NBU 5220 Performance
We recently deployed a 5220 appliance into our environment as it was to be the savior in our battle against a backup window we were no longer able to meet. When we finally got it online and into our NBU environment the initial performance was great. The area we were to most benefit was with VMware backups. The data stores mounted directly to the appliance would allow direct access to the snapshots for a fast and efficient backup. Before this, we were performing client side backups so the impact on the hosts every night was significant as we tried backing up 600+ vms. The plan was to be able to move all Dev and test off-host backups to the middle of the day as the performance impact was minimal and the end result was an increased window to complete things. As we started with noon-time backups deduplication rates were high and so were the speeds.
However, this performance gain was short lived, as we began increasing the load we suddenly saw performance drop to a point of concern. Backups were no longer speedy, 3500KB per second to 10,000KB. There are some that might pop to 24,000KB, but in a sample size of 15 as I write this, only one is showing 24,000.
Now, I do have a few ideas.
1. We have a 72TB appliance, therefore, 2 disk trays, during the backups, the one disk tray is going crazy, all the lights are flashing and you can really see that it is working. However, the second tray is doing nothing. While you might see a blink here or there, it is almost nothing compared to the other disk tray. Is this to be expected? When we looked at the disk configuration, it shows concat, is this normal?
2. Too much data at once and we are simply burying the appliance. In reality, what sort of performance should I be able to expect from the appliance?
3. Relating to number 2, since we only have the one appliance right now while we wait to get the remote appliance in place, we are duping off to tape. This is running at the same time as a backup, so this means at the same time the appliance is writing a lot of data, it is also reading it back to tape.

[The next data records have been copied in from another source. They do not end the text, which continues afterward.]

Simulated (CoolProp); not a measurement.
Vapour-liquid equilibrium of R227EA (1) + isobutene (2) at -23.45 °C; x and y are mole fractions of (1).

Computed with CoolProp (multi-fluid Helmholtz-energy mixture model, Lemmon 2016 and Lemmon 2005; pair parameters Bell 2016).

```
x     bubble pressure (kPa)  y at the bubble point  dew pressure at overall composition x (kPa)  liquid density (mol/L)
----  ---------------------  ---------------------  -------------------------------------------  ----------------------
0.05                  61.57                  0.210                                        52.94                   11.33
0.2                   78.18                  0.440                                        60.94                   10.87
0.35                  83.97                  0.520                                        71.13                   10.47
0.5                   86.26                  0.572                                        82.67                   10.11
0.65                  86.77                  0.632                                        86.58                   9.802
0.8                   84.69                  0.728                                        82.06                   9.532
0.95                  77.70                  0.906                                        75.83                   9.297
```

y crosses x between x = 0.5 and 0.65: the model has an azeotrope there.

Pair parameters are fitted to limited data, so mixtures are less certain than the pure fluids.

4. We are overloading the data store so that read speed is bad from source to destination. We have fewer hosts,therefore, if we limit the jobs per host we limit the number of machines backing up at once (obviously). This means that backups take way long, so we removed the limit per host and just set a limit per data store. As we are new to it all, I am not sure what impact where, but again, I am trying to list any and all ideas from the start.
5. The appliance does not support multi-pathing, therefore, we only have a single path to the disk.
Beyond that I am not sure, but this is something that doesnt help with the showcasing of the appliances to management at the moment. However, given the initial performance I am confident we can get back there.